We can't just sit by when people perpetuate this myth.

She was condescending to people who are over the burners every day, whether they are good at it or not. Whether they love it or not. Whether they make their stock from scratch or use Swanson's. She didn't do anything to inspire someone to stop using pre-packaged food. Her ideology is exactly what is not needed in the food world.

I'm glad I'm not the only one who noticed.

And that concludes the lecture portion of this blog...Yikes! Who knew I was so pissed?


Elise ~*~ said...

Granted, I know every mother who heard/read that took it as an immediate affront (as well they should); but really, it is just a continuation of the classic arrogant foodies who want to increase their superiority by ONLY using organically grown food that was washed in the tears of beautiful children and dried by the breeze of butterfly wings and if you can't afford that level of freshness - you are a failure and doomed to Cheez Doodles and everything that is wrong in the world.

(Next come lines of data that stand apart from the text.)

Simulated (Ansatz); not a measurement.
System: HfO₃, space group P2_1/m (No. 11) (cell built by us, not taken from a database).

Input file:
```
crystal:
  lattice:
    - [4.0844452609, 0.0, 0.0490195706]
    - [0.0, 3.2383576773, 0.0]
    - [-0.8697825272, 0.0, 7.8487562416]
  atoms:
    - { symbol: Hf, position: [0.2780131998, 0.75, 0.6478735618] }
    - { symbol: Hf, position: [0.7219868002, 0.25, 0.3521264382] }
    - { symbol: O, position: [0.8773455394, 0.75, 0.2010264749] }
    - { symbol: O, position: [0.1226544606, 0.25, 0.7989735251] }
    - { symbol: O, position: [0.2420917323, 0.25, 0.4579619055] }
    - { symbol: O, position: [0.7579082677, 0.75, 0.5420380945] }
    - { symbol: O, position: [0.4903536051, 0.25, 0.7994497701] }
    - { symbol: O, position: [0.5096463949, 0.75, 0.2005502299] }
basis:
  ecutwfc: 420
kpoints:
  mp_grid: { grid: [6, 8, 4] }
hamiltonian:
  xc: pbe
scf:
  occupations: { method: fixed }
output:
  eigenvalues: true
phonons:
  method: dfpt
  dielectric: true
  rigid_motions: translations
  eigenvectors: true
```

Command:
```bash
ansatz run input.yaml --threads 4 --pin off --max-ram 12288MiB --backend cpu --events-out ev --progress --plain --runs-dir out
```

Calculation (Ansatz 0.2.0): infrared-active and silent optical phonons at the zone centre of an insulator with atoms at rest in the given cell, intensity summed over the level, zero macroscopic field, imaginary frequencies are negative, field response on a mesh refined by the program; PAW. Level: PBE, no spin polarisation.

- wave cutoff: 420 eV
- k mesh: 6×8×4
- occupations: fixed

It is all a load of crap and pretense. There isn't a chef alive that doesn't use some canned item (San Marzano tomatoes especially) or packaged item.
But to admit this would lower them to the level of the plebians - and that just cannot happen. (insert eyeroll here)

rita said...

That photo of Osso Buco mad my mouth water & brought back memories. As you know my grandmother raised us. She made Osso Buco often & the thing I loved the most was sucking the marrow out of the bones. She made her own red cabbage, pickled herring and pickled beets. We ate liver, tongue, rabbit & just about anything else you could name. Consequently, to this day, I'll try anything that is well prepared. By the way, she had a "Victory Garden" I wonder how many of your readers know what that was???
As for Radhika, is she kidding? All the chefs I've seen on the food network are pretty ambivalent regarding homemade vs canned products. I suspect, unlike most "domestic engineers" ( a fancy term for housewife, whatever that means), do not have a staff to keep them constantly supplied with natural, flavorful and real ingredients. Alas, sometimes we must settle for Swanson's broth or DelMonte tomatoes. Damn!!! Rita

SaintTigerlily said...

Um, considering her recent showing, I don't think Radhika is going to have an opportunity to write any books or require a fan base.

I think all the cooking moms out there are rightfully affronted by the comment in question, but - consider the source - as Fabio correctly pointed out, she took an hour to clean and grill corn. If faced with the multi-tasking bonanza that is cooking and parenting her head would likely explode.

She has nothing on you guys.


Mommy said...

I can not STAND Radhika - she has been a lazy and petulant child all season, her statement only confirmed it for me.

And just before I hit post I read St. Tiger Lily's comment. You are so right my dear!

The Yummy Mummy said...

I should challenge her to some kind of death match cook-off. Or mud wrestling.

Yeah, mud wrestling...

ntsc said...

My wife can break up a chicken in about four minutes, slowing down for the camera.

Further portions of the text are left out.